His diplomatic skills were tested when ‘Mr Fretz’, the former Commandeur of Point de Galle Fort asked for Macquarie’s personal intercession with the British commander-in-chief in Colombo, General Stuart, on a very personal matter pertaining to the eldest Fretz daughter.
Anna Diederica was unhappily married to Pieter Van Spall, son of Cochin’s Governor. She needed a divorce settlement, and this required agreement of the British commander-in-chief. Macquarie wrote to Fretz:
General Stuart… has been able to allow your own Civil Court of Justice to take Cognizance of your Daughter’s present very unpleasant and unhappy situation with her husband Mr Van Spall [sic] and I trust an eternal separation.
It seems likely Macquarie was indicating that the British administration would have no objections to the matter being handled under Roman-Dutch law, which, still applies in matters of inheritance in Sri Lanka.
Diedrich Fretz and Lachlan Macquarie, on opposite sides in the surrender of Point de Galle were both required to act in delicate diplomatic situations.
In a thank-you letter before he returned to Colombo, Macquarie wrote to Fretz:
I consider myself peculiarly fortunate in having gained and Secured the friendship of so very respectable a character as yourself.
His gratitude, perhaps relief, at the practical and courteous dealing of Fretz in Galle, assisted matters; Macquarie to Major Patrick Alexander Agnew, on February 1796:
The inhabitants of Galle are a quiet, peaceable Sort of People and agree with the troops extremely well.

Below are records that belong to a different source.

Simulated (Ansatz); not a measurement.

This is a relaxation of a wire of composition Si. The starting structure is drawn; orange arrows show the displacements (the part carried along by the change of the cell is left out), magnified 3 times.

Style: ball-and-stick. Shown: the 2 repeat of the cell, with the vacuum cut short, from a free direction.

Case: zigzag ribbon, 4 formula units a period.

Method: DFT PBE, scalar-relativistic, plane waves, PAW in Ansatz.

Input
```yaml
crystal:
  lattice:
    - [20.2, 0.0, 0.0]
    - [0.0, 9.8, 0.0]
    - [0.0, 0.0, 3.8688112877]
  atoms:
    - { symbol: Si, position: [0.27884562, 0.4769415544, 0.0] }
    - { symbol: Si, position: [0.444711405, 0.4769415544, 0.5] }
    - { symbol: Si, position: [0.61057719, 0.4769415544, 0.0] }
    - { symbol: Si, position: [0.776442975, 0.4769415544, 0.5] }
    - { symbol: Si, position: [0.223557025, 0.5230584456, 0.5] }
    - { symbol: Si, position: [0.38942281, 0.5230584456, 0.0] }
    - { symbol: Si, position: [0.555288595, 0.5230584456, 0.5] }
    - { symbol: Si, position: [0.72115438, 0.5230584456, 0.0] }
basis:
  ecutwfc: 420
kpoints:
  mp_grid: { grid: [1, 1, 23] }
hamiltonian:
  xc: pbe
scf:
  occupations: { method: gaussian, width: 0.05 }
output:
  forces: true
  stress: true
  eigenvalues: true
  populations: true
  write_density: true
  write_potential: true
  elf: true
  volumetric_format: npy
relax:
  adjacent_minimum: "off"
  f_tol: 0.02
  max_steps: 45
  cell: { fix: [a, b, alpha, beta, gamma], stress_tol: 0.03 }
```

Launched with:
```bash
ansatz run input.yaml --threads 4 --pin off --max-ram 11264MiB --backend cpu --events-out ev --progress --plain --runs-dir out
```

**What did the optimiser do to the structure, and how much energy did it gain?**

Galle, now a popular tourist destination, UN Heritage site, with inhabitants indeed a ‘quiet, peaceable sort of people’ is one of the top tourist destinations. Bridal parties pose for pictures on the ramparts and at night the sea is shining pewter, strung with jewel lights shimmering across the water, from the fishing boats out at sea. Many of the old Dutch trading houses are now luxurious B&Bs.
Macquarie moved on to yet another, somewhat larger island where he dealt with the rebellious Rum Corps, recalcitrant convicts and unhappy settlers and staked out a land claim to lay the foundations of the merino sheep industry.
It seems a shame that Macquarie’s record, outstanding in its time, should be brought down, judged by the mores of a much later age.